Following up on Support passwordless login with Passkeys and a few weeks of internal testing, we are happy to announce that support for passkeys has now landed in Discourse.
What are passkeys
Passkeys are a safer, simpler alternative to using passwords for authentication. Creating and using a passkey is now widely supported across platforms and browsers. Compared to passwords, passkeys have better built-in safety due to strong platform-generated credentials and biometric identity validation (like touchID, faceID, PIN or device password). Passkeys are also safe from server-side leaks (the private portion of the key never leaves the device) or phishing (each key is linked with one website/service only).
Feature Rollout
If you are a hosted customer, passkeys support will be rolled out to your instance over the next few days. If you’d like to enable them right now, please reach out to @team here on meta or via email to team@discourse.org.
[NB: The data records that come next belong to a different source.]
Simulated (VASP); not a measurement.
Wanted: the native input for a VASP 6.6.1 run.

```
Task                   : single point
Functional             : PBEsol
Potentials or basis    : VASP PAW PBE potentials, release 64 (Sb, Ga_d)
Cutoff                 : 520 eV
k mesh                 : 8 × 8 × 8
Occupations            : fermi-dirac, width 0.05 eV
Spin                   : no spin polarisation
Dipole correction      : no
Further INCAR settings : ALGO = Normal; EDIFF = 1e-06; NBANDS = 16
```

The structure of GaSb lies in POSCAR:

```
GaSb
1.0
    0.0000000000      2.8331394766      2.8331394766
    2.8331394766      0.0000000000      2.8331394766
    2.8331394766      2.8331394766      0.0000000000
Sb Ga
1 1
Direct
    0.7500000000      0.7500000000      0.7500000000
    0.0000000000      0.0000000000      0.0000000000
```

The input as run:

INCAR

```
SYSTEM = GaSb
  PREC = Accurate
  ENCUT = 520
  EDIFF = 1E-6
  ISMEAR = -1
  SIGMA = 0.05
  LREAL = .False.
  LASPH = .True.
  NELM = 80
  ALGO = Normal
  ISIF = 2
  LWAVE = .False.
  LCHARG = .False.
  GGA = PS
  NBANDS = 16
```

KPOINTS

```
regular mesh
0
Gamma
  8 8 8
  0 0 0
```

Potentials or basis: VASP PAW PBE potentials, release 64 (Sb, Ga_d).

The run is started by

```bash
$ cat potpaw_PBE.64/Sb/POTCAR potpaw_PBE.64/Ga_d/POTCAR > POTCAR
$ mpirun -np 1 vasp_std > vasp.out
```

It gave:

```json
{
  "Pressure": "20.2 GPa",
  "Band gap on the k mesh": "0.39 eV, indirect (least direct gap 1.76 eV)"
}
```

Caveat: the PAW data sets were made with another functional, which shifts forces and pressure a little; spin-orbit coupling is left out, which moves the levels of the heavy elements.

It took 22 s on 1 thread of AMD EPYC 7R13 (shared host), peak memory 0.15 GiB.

If you are self-hosting Discourse, note that the feature will be enabled by default in Discourse core shortly is now enabled by default in core as of this commit. If you would like to disable it, you can do so via the Rails console:
launcher enter app
rails c
SiteSetting.enable_passkeys = false
Note that passkeys can only be used on Discourse instances with local logins enabled. If your instance doesn’t use local logins, the passkeys feature has no effect.
Once the feature is enabled, users can add passkeys to their account by going to the security tab of their user preferences:
Once a passkey is registered, they can login with it via the autofill dropdown under the username field (1) or by clicking on the “Login with a passkey” button (2).
Once the initial rollout of the feature is complete, we may consider making the following improvements:
Allow setting up a passkey on account creation
Allow passkeys to be used when confirming sensitive actions (currently supported in the Security tab of User Preferences but not in some admin-only screens)
Allow removing passwords altogether (on a per-user or per-instance basis?)
This is a great addition! However, the security benefits can be easily bypassed by logging in with a password. I expected to still be prompted for a passkey after entering my password, but it just logs in with the password. This can be avoided by reregistering the security keys in the separate 2FA settings, but that’s not obvious and is cumbersome.
In most current implementations, passkeys aren’t yet being deployed this way. They’re being treated as independent from 2FA, see this report on Youtube’s approach. I think the industry will slowly adapt here though.
There are two changes needed for this to work as you expect:
step 1: allow using passkeys as 2FA (currently, as you noted, security keys need to be registered independently)
step 2: enforce 2FA on password logins when user has added a passkey
Step 1 makes sense to me, and it’s not disruptive. Step 2 makes sense too, but it is a little disruptive, if user deletes the passkey from their browser (or doesn’t have it on a given device), access will be blocked.
I think Firefox is actively working on adding passkeys support across the board, but it’s still not 100% there if I am reading this chart correctly.
Depending on your version and operating system, it might not yet be available. I just did a quick test on macOS and iOS, and passkey authentication was available and functional for me here on meta.discourse.org.
You can write a PM to @team here or send an email to team@discourse.org and we can disable this feature for you. We don’t recommend doing so, many services on the web are adopting passkeys as a safer option for authentication.
Is it in the plans to eventually be able to disable the password altogether (preferably on an account setting basis, I can see forcing entire sites to do it not ending well)? Because having both a passkey and a password active kind of limits the usefulness of the passkey. You can sort of mitigate it by making a stupidly complex password and just never using it but that’s just sidestepping the point of passkeys
If I understand the passkey mechanism correctly, you need to have installed a trusted container such as a password manager to store the access keys. Getting rid of passwords assumes that all users have installed such a manager, so how those users who did not do so will login?
The same way people who don’t use 2FA access sites that require 2FA - they don’t.
Not that this is an actual concern since Chrome, Safari, Windows, iPhones, Android, Yubi, etc. are all alternative to password managers (which you should already be using in 2024 regardless) and all function with passkeys.
I also wasn’t suggesting forcing every user to not have a password (though I’m fine with that) but if YOU the passkey user can’t disable your password then the passkey serves far less of a purpose and you’re still completely phishable.
If I chose passkeys for Discourse, I will not use anymore my password, so how can I be phishable ? I understand the risk of malicious or brute force attack on the password login will remain, and your suggestion to disable it per user is valid, but not by phishing?
Any updates on possibly supporting account creation with only passkeys and no password? Seems almost pointless supporting passkeys when you’re required to have a password anyway.